October 17, 2009

mcelog - monitor hardware issues

It is often the case to receive a call in the middle of the night or walk into the office and find out a server which failed due to hardware problems.

What is mcelog?

From the project site description

mcelog decodes machine check events (hardware errors) on x86-64 machines running a 64-bit Linux kernel. It should be run regularly as a cron job on any x86-64 Linux system (if it is not in the default packages on your x86-64 distribution, please complain to your distributor). It can also decode machine check panic messages from console logs.

Now before we go on, it is important to understand what MCE is

MCE stands for Machine Check Exception, which is nothing but an AMD/Intel 64bit feature that allows to detect unrecoverable hardware problem such as “Communication errors between the motherboard and the CPU, CPU cache errors, Memory ECC erros etc..”

A common MCE log error would look like this

CPU 0: Machine Check Exception: 0000000400000000<0> fault: 0000 CPU: 0 EIP: 0010:[mcheck_fault+225336] EFLAGS: 00010246 eax: 00000115 ebx: 72000000 ecx: 00000405 edx: 72000000 esi: 00000004 edi: 00000003 ebp: 00000115 esp: c3187f94 ds: 0018 es: 0018 ss: 0018

A program like syslogd will write the message to the console or to the kernel log; if the machine crashes, then only to the console.
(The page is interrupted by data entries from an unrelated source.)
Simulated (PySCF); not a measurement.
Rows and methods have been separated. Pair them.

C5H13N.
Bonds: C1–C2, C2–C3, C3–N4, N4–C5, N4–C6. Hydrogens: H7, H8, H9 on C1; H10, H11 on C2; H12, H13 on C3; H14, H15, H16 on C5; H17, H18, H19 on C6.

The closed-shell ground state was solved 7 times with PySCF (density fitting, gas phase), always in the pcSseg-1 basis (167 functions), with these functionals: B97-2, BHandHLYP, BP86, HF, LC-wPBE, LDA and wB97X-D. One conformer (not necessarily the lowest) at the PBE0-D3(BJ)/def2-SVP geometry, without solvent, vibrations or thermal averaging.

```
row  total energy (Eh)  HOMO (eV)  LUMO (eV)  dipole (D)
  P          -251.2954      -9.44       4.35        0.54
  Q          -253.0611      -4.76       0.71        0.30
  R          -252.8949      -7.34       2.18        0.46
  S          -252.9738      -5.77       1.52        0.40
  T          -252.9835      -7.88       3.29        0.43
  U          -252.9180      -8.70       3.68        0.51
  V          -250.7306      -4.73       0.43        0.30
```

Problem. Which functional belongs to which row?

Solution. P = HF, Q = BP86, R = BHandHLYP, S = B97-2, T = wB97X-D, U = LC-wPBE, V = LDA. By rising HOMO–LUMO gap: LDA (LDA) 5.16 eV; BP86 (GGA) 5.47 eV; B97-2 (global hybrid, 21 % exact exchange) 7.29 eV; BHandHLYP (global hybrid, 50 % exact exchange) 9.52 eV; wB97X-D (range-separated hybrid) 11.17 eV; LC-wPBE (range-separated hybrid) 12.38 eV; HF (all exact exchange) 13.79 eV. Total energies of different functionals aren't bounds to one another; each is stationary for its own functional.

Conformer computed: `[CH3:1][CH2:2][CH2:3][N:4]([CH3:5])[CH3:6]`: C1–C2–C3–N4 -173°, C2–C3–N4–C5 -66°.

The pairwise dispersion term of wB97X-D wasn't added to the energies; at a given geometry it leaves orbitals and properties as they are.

mcelog will therefore “decode” those machine event errors, which are saved in the special kernel buffer /dev/mcelog.

Work with mcelog

mcelog should be run as a cron

/usr/sbin/mcelog –generic –ignorenodev –filter >> /var/log/mcelog

Make sure to check the man page of mcelog for all the options.

I would recommend setting up a script to email you in case of alerts or even why not “pipe your mcelog through a socket

That’s it. Hopefully from now, you can catch system, hardware errors before a kernel panic :-)